DRY AGING PROCESS:
Preparation:
• Start with a high-quality bone-in pork butt from a butcher.
• Pat the pork butt dry with paper towels. Trim any excessively thick fat to about ¼ inch but leave enough for flavor and protection during aging.
Dry Aging Setup:
• Place the pork butt on a wire rack inside the dry ager to ensure air circulates around the meat.
• Set the dry ager to temperature: 34–36°F and humidity: 75–80%.
• Age the pork butt for 30 days, monitoring periodically to ensure there is no spoilage (a dry, crusty exterior is normal).
Post-Aging Prep:
• After 30 days, remove the pork butt. Trim off the dried exterior layer (the pellicle) until you reach fresh, well-aged meat underneath.
• Pat the trimmed pork butt dry.
SMOKING PROCESS:
Seasoning the Pork Butt:
• Apply the rub generously to all sides of the pork butt, massaging it into the meat. (Use your favorite rub. I’m using Yoder Smokers Pork Rub)
• Optional Step:
• Wrap the seasoned pork butt in plastic wrap and refrigerate overnight for deeper flavor.
Smoking the Pork Butt:
• Place the pork butt fat side up directly on the smoker grate.
• Smoke at 225°F for 6–8 hours or until the internal temperature reaches 165°F. Spritz the pork every hour with a 50/50 mixture of apple cider vinegar and apple juice to maintain moisture.
Wrapping the Pork Butt:
• Once the internal temperature hits 165°F and the bark is set, wrap the pork butt tightly in foil.

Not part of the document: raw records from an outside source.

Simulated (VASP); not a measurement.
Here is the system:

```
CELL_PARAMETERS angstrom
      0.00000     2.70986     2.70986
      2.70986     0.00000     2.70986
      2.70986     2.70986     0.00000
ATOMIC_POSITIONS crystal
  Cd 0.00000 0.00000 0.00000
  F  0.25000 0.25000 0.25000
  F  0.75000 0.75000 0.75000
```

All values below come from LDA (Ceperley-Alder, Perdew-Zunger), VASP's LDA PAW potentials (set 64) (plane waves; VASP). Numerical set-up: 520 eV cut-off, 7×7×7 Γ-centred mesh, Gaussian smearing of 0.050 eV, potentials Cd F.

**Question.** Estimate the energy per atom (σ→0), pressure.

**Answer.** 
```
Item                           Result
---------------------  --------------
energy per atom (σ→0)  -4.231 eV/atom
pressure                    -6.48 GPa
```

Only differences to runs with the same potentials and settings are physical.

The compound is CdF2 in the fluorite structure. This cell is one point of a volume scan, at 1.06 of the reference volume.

• Return it to the smoker and increase the temperature to 275°F.
Finishing the Cook:
• Continue cooking until the internal temperature reaches 203°F
• Remove the pork butt from the smoker and let it rest, still wrapped, in a cooler for at least 1 hour.
Serving:
• After resting, shred the pork with forks or gloved hands, discarding any excess fat.
• Serve with your favorite barbecue sauce, pickles, and coleslaw, or enjoy it plain to savor the dry-aged flavor.